Schools that ignore society’s religious roots are off base

Sunday, November 16, 1997

At Thanksgiving time 12 years ago, an editorial cartoon depicted a little boy giving a class presentation in a public school.

The caption read: “The Pilgrims came here seeking freedom of you-know-what. When they landed, they gave thanks to you-know-who. Because of them, we can worship each Sunday you-know-where.”

About the same time, several studies by scholars concluded that religion was virtually ignored in public school textbooks.

One elementary-school text described the Pilgrims as “people who make long trips.”

A lot has changed in 12 years. Today most public school officials know that students may speak religiously in a class discussion and that teachers may teach about religion wherever appropriate in the curriculum. Words such as “religion,” “God,” and “church” aren't banned from the classroom.

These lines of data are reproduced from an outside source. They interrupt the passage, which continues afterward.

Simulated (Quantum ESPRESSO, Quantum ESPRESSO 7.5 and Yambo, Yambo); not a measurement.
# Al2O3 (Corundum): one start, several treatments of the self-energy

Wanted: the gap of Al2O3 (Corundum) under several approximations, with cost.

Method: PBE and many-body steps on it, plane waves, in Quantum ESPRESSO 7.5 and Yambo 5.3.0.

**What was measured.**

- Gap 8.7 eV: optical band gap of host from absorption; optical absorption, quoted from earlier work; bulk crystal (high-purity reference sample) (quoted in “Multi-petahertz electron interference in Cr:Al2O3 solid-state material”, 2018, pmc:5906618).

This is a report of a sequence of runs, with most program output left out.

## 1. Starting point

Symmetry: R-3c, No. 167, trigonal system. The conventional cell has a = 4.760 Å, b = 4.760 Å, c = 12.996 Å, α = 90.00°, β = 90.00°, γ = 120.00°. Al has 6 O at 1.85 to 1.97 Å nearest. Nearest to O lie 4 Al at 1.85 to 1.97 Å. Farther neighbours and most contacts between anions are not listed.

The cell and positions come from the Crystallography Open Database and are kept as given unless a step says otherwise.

But just when it looks like we've come a long way, something strange happens to remind us of how far we still have to go.

Last November, a parent called to say that his school had refused to read the president's annual Thanksgiving proclamation because it contained too many references to God. Even though we tried to assure the school that there is nothing unconstitutional about reading government documents with religious references, school officials refused to budge.

What's next? Banning the Gettysburg Address? If schools exclude presidential statements that mention religion, they exclude many of the great speeches in American history.

Every American president—with the exception of Thomas Jefferson—has issued Thanksgiving Day proclamations. And they all mention God. (Jefferson was convinced that the First Amendment prohibited the president from “prescribing even occasional performances of devotion.”)

Not all of these proclamations are worthy of deep study, but they shouldn't be excluded from the schools because they mention religion.

Americans disagree about whether or not the president should call the nation to thanksgiving and prayer. But most of us agree that public schools should teach about the religious roots of our traditions, including Thanksgiving.

Students need to learn about the religious motives of the famous Pilgrims who saw themselves as founders of the New Israel. These people came looking for freedom to carry out their covenant with God, but they ruled out religious freedom for any dissenters in their midst.

Students should also learn about the impact of Plymouth colony—both positive and negative—on the native peoples who were already here. That early day of thanksgiving was much more complex (and interesting) than we generally teach in school.

The “firmly knit” community of Plymouth did not endure. Disagreements arose within the community, and outsiders arrived bringing religious diversity and more dissent.

Americans eventually were to decide that unity can't be maintained at the expense of diversity.

In the next century, we would forge a civil “covenant”—the Constitution—in order to establish a unity—”We the People”—that would also protect our religious diversity.

Nevertheless, the legacy of the Pilgrims and other New England Puritans is found everywhere in our culture.

Our commitment to education, our love for independence, our strong sense of community and our vision of America as a special place can all be traced back to those courageous settlers.

Thanksgiving is a good time to remember that, in many ways, we are all Pilgrims in the “land of the Pilgrims' pride.”